← Back to context

Comment by NichoPaolucci

11 hours ago

If a model can take a series of increasingly complex instructions and satisfy the requirements without human intervention, we can pretty easily decide how well overall the model does. And, judging better models just means adding more requirements to a task. So, I think it's a useful method (Even if it's not a realistic use case).

Of course, with a software engineer at the helm - the models are going to be able to be guided to produce much better output. (Or worse, depending on the engineer!)

You seem to be missing the point of what parent is saying :)

To really evaluate how a model is to use in real life, it should have access to tools, and be able to iterate on something, like they do when you use them in an agent harness.

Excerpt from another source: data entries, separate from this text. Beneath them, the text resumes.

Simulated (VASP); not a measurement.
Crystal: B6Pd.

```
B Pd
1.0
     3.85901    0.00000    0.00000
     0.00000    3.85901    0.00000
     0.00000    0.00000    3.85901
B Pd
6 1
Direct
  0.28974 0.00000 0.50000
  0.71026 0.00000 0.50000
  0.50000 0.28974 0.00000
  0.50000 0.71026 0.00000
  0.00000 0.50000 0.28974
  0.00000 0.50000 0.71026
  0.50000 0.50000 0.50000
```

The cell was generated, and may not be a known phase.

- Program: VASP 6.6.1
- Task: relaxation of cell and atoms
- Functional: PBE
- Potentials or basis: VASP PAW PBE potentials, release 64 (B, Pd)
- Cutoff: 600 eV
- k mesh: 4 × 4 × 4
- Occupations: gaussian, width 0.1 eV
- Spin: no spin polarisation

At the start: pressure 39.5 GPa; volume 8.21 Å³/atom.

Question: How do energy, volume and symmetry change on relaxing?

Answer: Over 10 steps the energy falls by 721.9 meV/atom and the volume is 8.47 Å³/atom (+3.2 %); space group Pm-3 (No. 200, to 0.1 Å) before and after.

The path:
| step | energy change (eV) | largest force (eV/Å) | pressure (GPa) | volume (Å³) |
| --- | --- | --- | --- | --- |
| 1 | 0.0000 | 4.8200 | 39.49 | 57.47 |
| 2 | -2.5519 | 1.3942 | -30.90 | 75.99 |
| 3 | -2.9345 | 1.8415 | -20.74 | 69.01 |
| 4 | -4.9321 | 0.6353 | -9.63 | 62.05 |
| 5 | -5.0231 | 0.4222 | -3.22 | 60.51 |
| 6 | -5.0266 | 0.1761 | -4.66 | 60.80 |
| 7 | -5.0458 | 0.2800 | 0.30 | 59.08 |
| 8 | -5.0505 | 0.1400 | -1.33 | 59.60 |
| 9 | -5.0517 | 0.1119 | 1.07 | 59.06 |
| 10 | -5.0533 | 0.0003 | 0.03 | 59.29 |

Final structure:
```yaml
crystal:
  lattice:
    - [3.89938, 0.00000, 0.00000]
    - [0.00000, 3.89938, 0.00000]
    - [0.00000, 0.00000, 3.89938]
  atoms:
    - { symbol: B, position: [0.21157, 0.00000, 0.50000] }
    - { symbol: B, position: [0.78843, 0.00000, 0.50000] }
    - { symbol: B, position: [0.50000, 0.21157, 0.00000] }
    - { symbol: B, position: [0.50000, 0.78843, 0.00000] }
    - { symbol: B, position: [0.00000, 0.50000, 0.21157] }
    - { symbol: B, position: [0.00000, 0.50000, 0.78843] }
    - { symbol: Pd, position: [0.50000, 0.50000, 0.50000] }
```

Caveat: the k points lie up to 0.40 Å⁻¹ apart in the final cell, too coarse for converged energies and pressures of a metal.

None of that iteration need necessarily to have a human driving it (although if you're building something you want to be able to maintain, you probably need a human driving the design and architecture), you can just let the model do a couple of tries and give it input into how it's doing, and you get something closer to how people use these models in reality.

> If a model can take a series of increasingly complex instructions and satisfy the requirements without human intervention (...)

This is the wrong metric to target. Today's models can feel one-shot but they are so at the expense of resilient ReAct loops that brute force their way out of the mess initial prompts created.

And each iteration is expensive.

Sometimes failing fast and early is better than going for one-shot models that try to mitigate the mess they created with reasoning steps and ReAct loops.